Accusing Elders

I Timothy 5 – 19 Do not receive an accusation against an elder except from two or three witnesses. 20 Those who are sinning rebuke in the presence of all, that the rest also may fear.

In Founding Brothers, historian Joseph Ellis points out an adolescent tendency. He says in that state we either tend to revere our leaders unreasonably, or we castigate them unmercifully if they fail to meet our lofty expectations.

So it is that he approaches his subjects in America's revolutionary era as real humans subject to both inspiration and weakness. And so it is, perhaps, that Paul warns Timothy about handling accusations against spiritual leaders. Surely if we can tend to mythologize political demigods, those from whom we receive instruction and example related to the ideals of God's Word are subject to the same treatment.
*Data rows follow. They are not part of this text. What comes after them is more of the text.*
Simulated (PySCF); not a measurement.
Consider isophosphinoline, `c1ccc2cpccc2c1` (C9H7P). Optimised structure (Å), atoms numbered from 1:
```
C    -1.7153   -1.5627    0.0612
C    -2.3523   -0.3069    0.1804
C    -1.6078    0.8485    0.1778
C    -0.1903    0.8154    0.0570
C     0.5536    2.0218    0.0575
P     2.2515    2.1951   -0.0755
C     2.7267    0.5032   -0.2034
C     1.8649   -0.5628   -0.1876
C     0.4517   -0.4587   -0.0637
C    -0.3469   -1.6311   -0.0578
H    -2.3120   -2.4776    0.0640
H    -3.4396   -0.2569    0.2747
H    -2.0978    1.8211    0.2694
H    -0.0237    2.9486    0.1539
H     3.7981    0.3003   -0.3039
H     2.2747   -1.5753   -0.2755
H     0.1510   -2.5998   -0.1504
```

They can sin, and Paul says the sin of biblical elders is to be taken seriously. Knowing our hearts, we can also be aware of the Ellis sort of sin toward them. We can be grateful for the proactive cautions the Bible has in place. Short of actual chapter-and-verse accusations of sin to which Paul logically and objectively moves under the leadership of the Holy Spirit, we can coddle a critical spirit toward those God has commissioned to lead us. Sin, confronts the standard of 1 Timothy 5:19-20? No, but well before we get there what leaders have violated much to our irritation are our sacrosanct preferences.

Strangely, this inflamed critical spirit can be more pronounced as we mature in other ways. As we learn to feed ourselves with God's Word directly in communion with the Holy Spirit as He directly speaks the language for which our hearts were made and remade, we can hold Congregational teachers to that standard.

When elders and pastors don't speak to our particular issue in our particular way as can often happen in our individual time in prayer and in the Word, we slide back a few verses and start critiquing character and assigning motive. Somebody who doesn't speak to our issues, suture our particular wounds, they must not be laboring in Word and doctrine. They must not be worthy of double honor.

There are multiple aspects of God's glory we can miss in such a grousing state. Ralph Waldo Emerson points to one of them when he admits, "I cannot remember the books I've read any more than the meals I've eaten; even so, they have made me."

That is, as we progress in the individual study of God's Word, perhaps more than we can expect from communal teaching of a flock at varying levels of maturity, we forget those God has used to give us the tools for such study. How many elders, teachers, disciplers taught us how to exposit and apply in ways we take for granted now? We are much quicker, I think, with our disillusionment than our widespread thanks.